2030 Goals
Brazil submitted its updated Nationally Determined Contribution in 2024, setting a target to reduce emissions by 59 to 67 percent by 2035. Achieving this requires major reductions, as national emissions remain among the highest globally.
Land use continues to drive emissions, largely from deforestation and weak enforcement, although restoring 21 million hectares could remove more than 500 million tonnes of carbon dioxide equivalent.
Brazil has not defined detailed sectoral pathways, annual milestones, or a full net-zero strategy for 2050, which limits clarity for investors and weakens accountability.
The National Climate Plan of 2023 and the Pact for Ecological Transformation of 2024 outline cross-sectoral climate strategies and green investment programs. Both provide political momentum, but implementation remains incomplete and dependent on new regulations and funding mechanisms.

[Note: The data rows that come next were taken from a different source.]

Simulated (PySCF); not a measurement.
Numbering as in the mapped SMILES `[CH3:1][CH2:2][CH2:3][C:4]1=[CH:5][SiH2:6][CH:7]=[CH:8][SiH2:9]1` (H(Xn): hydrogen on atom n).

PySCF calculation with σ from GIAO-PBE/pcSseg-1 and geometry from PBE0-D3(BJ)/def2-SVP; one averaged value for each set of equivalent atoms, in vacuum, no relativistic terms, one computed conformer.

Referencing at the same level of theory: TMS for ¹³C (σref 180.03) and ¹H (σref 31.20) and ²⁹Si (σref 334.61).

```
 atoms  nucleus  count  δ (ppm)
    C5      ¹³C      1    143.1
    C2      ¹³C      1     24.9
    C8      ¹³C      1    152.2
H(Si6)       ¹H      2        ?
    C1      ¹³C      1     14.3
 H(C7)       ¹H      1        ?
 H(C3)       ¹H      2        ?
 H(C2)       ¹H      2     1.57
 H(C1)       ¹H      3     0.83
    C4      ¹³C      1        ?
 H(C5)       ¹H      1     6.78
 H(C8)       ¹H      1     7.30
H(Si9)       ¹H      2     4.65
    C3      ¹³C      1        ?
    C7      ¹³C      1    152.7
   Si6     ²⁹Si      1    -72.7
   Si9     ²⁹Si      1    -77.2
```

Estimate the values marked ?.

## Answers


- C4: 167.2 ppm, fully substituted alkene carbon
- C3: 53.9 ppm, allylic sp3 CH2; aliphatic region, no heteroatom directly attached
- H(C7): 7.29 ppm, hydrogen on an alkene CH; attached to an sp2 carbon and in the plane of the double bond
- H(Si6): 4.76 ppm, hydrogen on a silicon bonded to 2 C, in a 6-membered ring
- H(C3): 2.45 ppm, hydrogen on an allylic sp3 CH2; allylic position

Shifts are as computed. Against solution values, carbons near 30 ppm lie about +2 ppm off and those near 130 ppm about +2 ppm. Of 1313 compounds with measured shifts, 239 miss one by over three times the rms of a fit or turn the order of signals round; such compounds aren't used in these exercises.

A national emissions trading system is under design, expected to launch by 2025 to regulate energy-intensive industries and provide a domestic price signal for industrial decarbonization.
The Brazilian Sustainable Taxonomy had its final version approved, with a binary approach and interoperability with foreign taxonomies, intended to increase standardization and clarity for investors.
The Arc of Restoration aims to transform the Amazon’s “Arc of Deforestation” by restoring 6 million hectares by 2030 and 24 million by 2050 across 50 municipalities in seven Brazilian states.